Table Top

Linear Reviews: Secrets of Zir’an Part 1

In an effort to do something strange and new, I am going to review the entirety of the 2005 table top game Secrets of Zir’an. I am not skipping chapters or attempting to comb through the book in any sort of order that would make sense if I was attempting to run a game or make a character, but instead simply reading it from cover to cover. Updates on this project will be sporadic, to say the least, as it’s constrained by me reading the book. So, let’s jump right in.
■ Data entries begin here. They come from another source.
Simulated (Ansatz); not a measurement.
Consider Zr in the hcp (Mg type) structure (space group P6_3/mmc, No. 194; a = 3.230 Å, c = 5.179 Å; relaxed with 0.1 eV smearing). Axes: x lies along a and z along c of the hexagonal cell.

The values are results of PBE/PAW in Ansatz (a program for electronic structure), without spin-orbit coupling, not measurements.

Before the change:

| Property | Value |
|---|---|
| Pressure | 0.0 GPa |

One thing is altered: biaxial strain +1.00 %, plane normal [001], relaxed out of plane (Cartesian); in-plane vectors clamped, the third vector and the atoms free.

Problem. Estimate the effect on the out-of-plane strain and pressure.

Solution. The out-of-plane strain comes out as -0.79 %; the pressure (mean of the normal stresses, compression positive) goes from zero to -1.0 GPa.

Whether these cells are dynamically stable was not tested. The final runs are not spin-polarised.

Two weekends ago I went with some friends to an incredibly retro comic book store in the Raleigh-Durham area. When I say retro, I mean it. The place had an entire wall to VHS tapes. Lest you think that was just inventory they hadn’t chucked, which is partly right, of course, they also rent them in the once well known style of clear plastic tape holders you take to the front. Toys in packaging dangle from clotheslines overhead and comics are displayed in sleeves that adorn the walls. There was nary a sign of a collectible card game, and the staff spoke at length about the shortcomings of the store itself and even referred our business elsewhere. However, any time I have made the effort to visit a brick and mortar comic or game shop, I feel the need to support it. As you might expect from such a place, it has never attempted to clear out its inventory. Instead, it dumps everything in weird boxes and just discounts them until they are essentially one dollar purchases. One of the things that caught my eye was a book with a bizarre cover that looked very pulpy. It was entitled Secrets of Zir’an and looked very much like a World of Darkness book circa early 2000’s. It looked like the strange relative of the Mage: The Awakening book. Sure enough, it was published by Art House, published through White Wolf. For those of you not familiar with the Mage: The Awakening Book, it’s an exercise in anger management. Gold text caresses the page like Robert Redford caressing Demi Moore, inappropriately and at high cost. Magical symbols adorn the background and there is very little rhyme or reason to where anything is located. What might begin on page 82 is continued on page 217. The three indices are the only saving grace, provided you can tell which is which.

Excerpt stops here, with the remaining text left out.